Evidence Quality Ladder
Classify evidence before using it to advance state:
| Quality | Meaning | May advance to VERIFIED? |
|---|
authority | Source-of-truth record: spec, command log, schema, notebook cell, API contract, test oracle, user-approved requirement. | Yes, if applicable and checked. |
direct | Inspected artifact, exact output, trace, diff, rendered screenshot, opened file, executed test result. | Yes, when it directly matches the claim layer. |
proxy | Filename, directory name, convention, heuristic, similarity, model guess, inferred pattern. | No. It supports only exploratory. |
absence | Search or inspection found no contrary reference. | No by itself. It can support gaps or risk notes. |
human | User correction, review, endorsement, or domain judgment. | Yes for the scope the human explicitly endorsed. |
mixed | Multiple evidence types. | Only if the authority/direct/human evidence is sufficient without relying on proxy evidence. |
Hard rule: proxy evidence cannot justify VERIFIED, CLAIM_READY, or completion. If authority and proxy conflict, authority wins unless the user explicitly overrides it.
Durable Local Scripts
Do not run meaningful scripts by piping heredocs or long inline commands directly into interpreters such as python, python3, bash, node, or ruby.

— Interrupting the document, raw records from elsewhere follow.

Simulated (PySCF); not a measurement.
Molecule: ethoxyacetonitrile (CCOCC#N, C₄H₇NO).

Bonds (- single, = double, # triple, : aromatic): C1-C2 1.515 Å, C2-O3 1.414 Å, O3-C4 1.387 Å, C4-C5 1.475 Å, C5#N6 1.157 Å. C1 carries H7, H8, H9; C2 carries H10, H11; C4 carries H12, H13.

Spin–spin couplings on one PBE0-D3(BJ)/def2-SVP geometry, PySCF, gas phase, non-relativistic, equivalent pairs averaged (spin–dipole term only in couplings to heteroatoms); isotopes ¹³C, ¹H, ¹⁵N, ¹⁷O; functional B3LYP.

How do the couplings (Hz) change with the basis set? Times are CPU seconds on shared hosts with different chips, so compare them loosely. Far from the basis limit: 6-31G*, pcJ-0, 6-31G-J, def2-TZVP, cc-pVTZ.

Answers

This is especially forbidden for code that reads project artifacts, transforms data, validates outputs, generates reports, inspects logs, mutates files, or supports a later claim. A terminal transcript is not enough provenance for the script's assumptions, exact code, inputs, outputs, and interpretation boundary.
Before running any non-trivial script or complex shell operation, write it to the current working directory under:
./.scripts/
Use a distinctive timestamped name:
YYYYMMDD-HHMMSS-<purpose>.py
YYYYMMDD-HHMMSS-<purpose>.sh
Keep the script after execution. Do not delete it as cleanup unless the user explicitly asks and the state record preserves why deletion is safe.
When brain:state-machine is active at L1 or above, record the script in the state node:
Script Path:
Script Responsibility:
Inputs / Authority:
Outputs / Derived State:
Boundary:
Owner Role:
Verification:
The script is part of the evidence chain. If it is not durable, its output should be treated as exploratory rather than verified.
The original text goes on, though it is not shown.